Book Review:

Willful Monstrosity: Gender and

Race in 21st-Century Horror, by Natalie Wilson 

Reviewed by Whitney S. May

Texas State University & the University of Texas

Review of Natalie Wilson’s Willful Monstrosity: Gender and Race in 21st-Century Horror, McFarland, 2020. 285 pp. Paperback (ISBN-13: ‎978-1476673448). Kindle (ASIN: B084M8QT93). 

Right from its introduction—right from its title—Natalie Wilson’s Willful Monstrosity announces itself as in direct conversation with Sarah Ahmed’s 2014 book Willful Subjects. In Willful Monstrosity, Wilson respectfully enters through the door opened when Ahmed connected “the promise of monstrosity” and “the promise of willfulness” (Ahmed 161). Into that scintillating conversation, Wilson ushers a whole host of monstrous new discussants.

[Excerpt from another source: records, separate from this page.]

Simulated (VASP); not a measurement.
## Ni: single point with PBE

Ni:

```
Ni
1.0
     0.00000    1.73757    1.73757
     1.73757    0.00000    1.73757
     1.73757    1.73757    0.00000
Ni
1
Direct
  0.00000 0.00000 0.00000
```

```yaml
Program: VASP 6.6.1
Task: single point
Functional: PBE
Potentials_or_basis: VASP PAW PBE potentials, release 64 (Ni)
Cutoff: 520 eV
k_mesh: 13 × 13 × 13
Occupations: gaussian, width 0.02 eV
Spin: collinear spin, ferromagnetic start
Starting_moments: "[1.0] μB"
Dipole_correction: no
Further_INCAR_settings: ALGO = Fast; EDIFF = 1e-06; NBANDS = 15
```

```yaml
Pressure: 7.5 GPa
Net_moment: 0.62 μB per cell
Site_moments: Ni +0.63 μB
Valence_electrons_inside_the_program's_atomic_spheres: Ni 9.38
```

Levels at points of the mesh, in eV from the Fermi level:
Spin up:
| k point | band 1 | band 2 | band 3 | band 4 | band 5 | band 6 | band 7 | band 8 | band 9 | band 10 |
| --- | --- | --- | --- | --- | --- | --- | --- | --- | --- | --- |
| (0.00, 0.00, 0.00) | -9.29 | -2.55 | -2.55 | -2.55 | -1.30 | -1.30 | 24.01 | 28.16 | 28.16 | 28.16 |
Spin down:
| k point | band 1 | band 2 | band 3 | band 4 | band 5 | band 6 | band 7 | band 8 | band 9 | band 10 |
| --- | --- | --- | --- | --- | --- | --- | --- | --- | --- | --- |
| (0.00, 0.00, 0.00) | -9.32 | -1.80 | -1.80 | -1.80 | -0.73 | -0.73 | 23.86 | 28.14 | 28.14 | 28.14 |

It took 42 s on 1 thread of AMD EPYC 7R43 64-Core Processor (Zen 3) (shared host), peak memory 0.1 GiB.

At its core, Willful Monstrosity champions the subjects in 21st-century monster narratives who refuse to stay in their physical and/or conceptual place: “This ‘willing not’ is the crux of the willing monstrosity that [Wilson] seek[s] to valorize—a monstrosity that resists assimilation, exploitation, and annihilation” (12). Wilson reads these factors as particularly salient in and for our post-millennial sociopolitical climate, which leaves the monstrous dimensions of contemporary horror fertile terrain for interrogation. Whether our willful monsters shamble, stalk, or soar by broomstick, Wilson celebrates “their rebellious, messy, rage-fueled, killjoy glory” (15) as indicative of a global society both on the brink of transfiguration and receptive to fresh (flesh?) perspectives.

Wilson organizes the book around four willful-monstrous categories, devoting chapters to zombies, vampires, witches, and monstrous women. Of greatest significance to the focus of this special issue on Jordan Peele is the first chapter, which charts the trajectory of recent zombie narratives from White Zombie (1932) right through The Walking Dead (2010-2022), paying special attention to Peele’s Get Out (2017) and Us (2019) as demonstrations of the narrative power of “post-racial” zombies that at once reconfigure the monster’s Haitian roots and respond to historically white-supremacist takes on the same. Ultimately, Wilson determines that Get Out “provides a corrective to the sentiment proffered in early twentieth-century zombie films that ‘pure’ white women were threatened by dark forces attempting to zombify them” (36), a myth that Wilson explores in detail earlier in the chapter. Representing a progressive shift from the likes of White Zombie and I Walked with a Zombie (1943), which “each nod towards the horrors of being a zombie” while simultaneously “replacing the horror of slavery with the specter of white female zombies” (25), Wilson maintains that Peele’s films, especially Get Out, unflinchingly locate the legacy of these preoccupations in the often-excused, often-ignored threat of white womanhood to Black bodies.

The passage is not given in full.